To stores, though, the main potential drawback of everyday low pricing is that there’s nothing to promote, other than the promise of low prices. You can’t fill a sales circular with sale prices if nothing’s on sale. It works for Walmart, but grocery stores have never seemed to be able to settle on a consistent strategy.

In Milwaukee, for instance, Pick ‘n Save is currently testing an everyday low pricing strategy to better compete with Walmart (read: “Supermarket Surrenders to the Walmart Challenge”). Kroger has rolled out “new lower prices” in two regions, one of which no longer offers double coupons as a result (read: “Kroger Offers New Lower Prices! Oh, And No More Double Coupons”). And a recent study confidently predicted that nearly everyone would offer everyday low pricing within the next few years (read: “Pundits Predict Lower Grocery Prices”).
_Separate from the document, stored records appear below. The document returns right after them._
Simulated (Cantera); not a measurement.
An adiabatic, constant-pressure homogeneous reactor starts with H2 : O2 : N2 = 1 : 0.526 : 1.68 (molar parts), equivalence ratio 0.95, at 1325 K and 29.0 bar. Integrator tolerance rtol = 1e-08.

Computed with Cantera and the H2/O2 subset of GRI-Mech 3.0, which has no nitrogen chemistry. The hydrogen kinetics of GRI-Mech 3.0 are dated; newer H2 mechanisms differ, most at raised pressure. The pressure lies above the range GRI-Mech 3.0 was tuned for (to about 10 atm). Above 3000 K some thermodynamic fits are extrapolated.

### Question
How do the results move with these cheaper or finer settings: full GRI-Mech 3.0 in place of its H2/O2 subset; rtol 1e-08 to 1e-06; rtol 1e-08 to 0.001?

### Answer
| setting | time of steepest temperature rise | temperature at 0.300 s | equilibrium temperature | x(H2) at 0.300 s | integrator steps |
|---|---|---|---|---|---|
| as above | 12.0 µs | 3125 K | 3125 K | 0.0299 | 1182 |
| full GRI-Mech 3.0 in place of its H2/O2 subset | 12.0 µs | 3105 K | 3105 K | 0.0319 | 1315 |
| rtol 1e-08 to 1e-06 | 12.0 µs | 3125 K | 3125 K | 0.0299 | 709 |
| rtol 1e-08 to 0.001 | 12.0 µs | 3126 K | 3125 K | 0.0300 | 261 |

But Food Lion’s move bucks that trend. And another grocery chain, based clear on the other side of the country, is probably not surprised. “Historically, in this business, competitors indicate that they’re going to invest this massive amount of money in pricing,” Safeway President Robert Edwards said yesterday. “But in reality, it doesn’t happen that regularly or consistently, or for an extended period. They may announce something and actually do a bit of that for a short period of time but then quickly come back.” And plenty of studies, and history, show that he’s right (read: “When ‘New Low Prices’ Are Neither New, Nor Low (For Long)”).

That’s just what some shoppers in southwestern Ohio and northern Kentucky have been suspicious of, after Kroger promised lower prices there. In order to fund the price investment, it did away with double coupons. Wary customers worry that prices will eventually go back up – while doubles are gone for good.

Delhaize says it’s all about striking a balance. The company is also lowering prices at its Hannaford supermarket chain in New England. But those price reductions, says Smith, “will not be nearly to the level of Food Lion.” Food Lion’s everyday low pricing test was designed to see how low they could go, and still make money.

Turns out everyday low prices were too low – so dairy and frozen foods will cost a little more at Food Lion now. But at least there will be more sales. And, as every good couponer who’s grown to love high-low pricing knows, that’s a price worth paying.

3 Comments

  1. 2 words…Double coupons. If they start doubling only to $.50, they would be contender in my area. No one shops there because we have two chains that double up to $.75 every day.

  2. This is starting to look a lot like the ‘airfare wars’.
    One will stick their neck out there and make a move… Their hope is that the rest of the industry will follow.(It’s the closest they can come to collusion w/out violating anti-trust)

    But in the case of the airlines, prices can quite easily be walked back to what they were. I can’t see it as such a simple thing w/ grocers.

    Other than what you’ve said about high/low pricing for couponers, & you are spot-on w/ that, what are your thoughts on the amount of risk involved? Especially w/ the current economic climate; couple that w/ the incresed need/use of coupons and it seems to me that grocers are ‘kicking-them-while-they’re-down’. Do you see it that way? Thanks.

    • It would seem to make sense for everyone to have everyday low prices, just like it would make sense for all airline fares to be the same, but it never seems to work that way. As crazy as airline fares and high-low grocery pricing is, they’re systems that seem to work. The time-pressed, the careless or the rich will pay more and not be troubled by it, while the thrifty will pay less and be happy, and it all evens out for the companies.

      With Walmart’s size and purchasing power, it’s tough for any grocery store to go all everyday-low-pricing. Why give up all that profit, only to lose to Walmart anyway, because it can still undercut you on price?

      It may look bad for Food Lion to say yes, we’re going to raise prices a little. But if it means they’ll have more sales to bring prices below the “everyday low price” every so often, the savvy shopper will benefit more than if they had to pay a fixed low price that was still probably higher than a Walmart or Aldi anyway.